Monday, June 13, 2016

100 Scariest Movie Moments: #4 Psycho

Ah, another Hitchcock… another classic. The classics are always the hardest to discuss. Sure, I can talk all day about Zombie or The Vanishing, or even Suspiria. But with movies of this stature, not only has everyone already seen it, but everyone has already read other reviews expressing every possible opinion I could give. And the most controversial opinion of Psycho I have to give is that “while I agree a lot of the psychobabble at the end was unnecessary, I wasn’t bored, so I find it acceptable.”

That said, Psycho is well remembered for switching plots roughly one-third of the way through the film. A woman named Marion Crane (Janet Leigh) steals $40,000 from her boss and flees to give it to her fiance so that he can clear his debts and they can be married. (This plan is clearly idiotic as the theft is blatant.) During the first act of the film, she’s followed by a police officer who seems to be the film’s antagonist.

One thing I do note about this part of the film is the use of voice-overs as she’s driving to show us various scenarios ash she imagines them happening elsewhere. For example, her boss discovering the theft, and planning her capture and his retribution. I interpret this as a psychological trick on Hitchcock’s part. I think we’re supposed to understand that this is all going on in her head and that the real events playing out might be different. This digs us in even further, seeing her as the protagonist and expecting the film to be from her perspective. And in so doing, Hitchcock was setting us up for another Rear Window, in which we as an audience were exclusively given information available to one character.

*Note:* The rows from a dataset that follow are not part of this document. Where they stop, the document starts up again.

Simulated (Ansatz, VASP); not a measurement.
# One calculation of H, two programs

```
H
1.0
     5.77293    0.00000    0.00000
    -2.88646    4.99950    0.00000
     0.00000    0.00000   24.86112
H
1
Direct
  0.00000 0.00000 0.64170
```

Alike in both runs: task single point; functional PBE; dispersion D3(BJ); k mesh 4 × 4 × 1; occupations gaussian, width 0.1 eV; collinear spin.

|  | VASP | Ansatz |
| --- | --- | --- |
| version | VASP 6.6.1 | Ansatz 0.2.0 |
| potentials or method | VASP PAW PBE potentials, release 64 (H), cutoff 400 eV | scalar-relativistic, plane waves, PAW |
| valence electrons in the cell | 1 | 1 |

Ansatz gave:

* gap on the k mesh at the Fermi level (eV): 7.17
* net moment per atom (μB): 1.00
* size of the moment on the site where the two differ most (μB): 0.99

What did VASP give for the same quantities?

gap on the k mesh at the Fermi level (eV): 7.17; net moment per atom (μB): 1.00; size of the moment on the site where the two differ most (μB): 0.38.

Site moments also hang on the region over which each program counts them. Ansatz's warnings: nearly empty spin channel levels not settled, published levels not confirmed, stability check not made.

As you likely know, she’s bumped off when she stops at an Inn run by a young man named Norman (Anthony Perkins) and his mother. We’re led to believe that the mother is the killer (a figure in a dress with an old woman’s hair style stabs her in the shower), and that Norman covered for her. Thus, the film undergoes a sudden, dramatic shift, removing our protagonist and leaving us with Norman as the only character to sympathize with. And yes, if you know anything about this film, you know that Norman’s mother is dead, he dressed in her clothes and stabbed Marion to death while under the control of a “Mother” persona.

The remainder of the movie however builds up to this revelation. We follow a private investigator (Martin Balsam), Marion’s Sister Lila (Vera Miles) and her aforementioned fiance (John Gavin) as they investigate the disappearance. We’re led to one wrong conclusion (...or rather, the audience who saw it before it became a classic were...) as the characters are led to another. We believe Norman’s mother to be the killer, while they believe that Norman killed Marion for the money and is isolating his mother because she knows the truth. I think Hitchcock probably intended a level of irony in the fact that, by sheer dumb luck, the investigators come to a conclusion closer to the truth than our own.

Yes, this movie is scary, but not so much so that I can see anyone being unable to sit through it. It’s tense, it’s exciting and it is awesome. If you haven’t seen it and know it only through pop culture references, parodies and analysis, then watch it.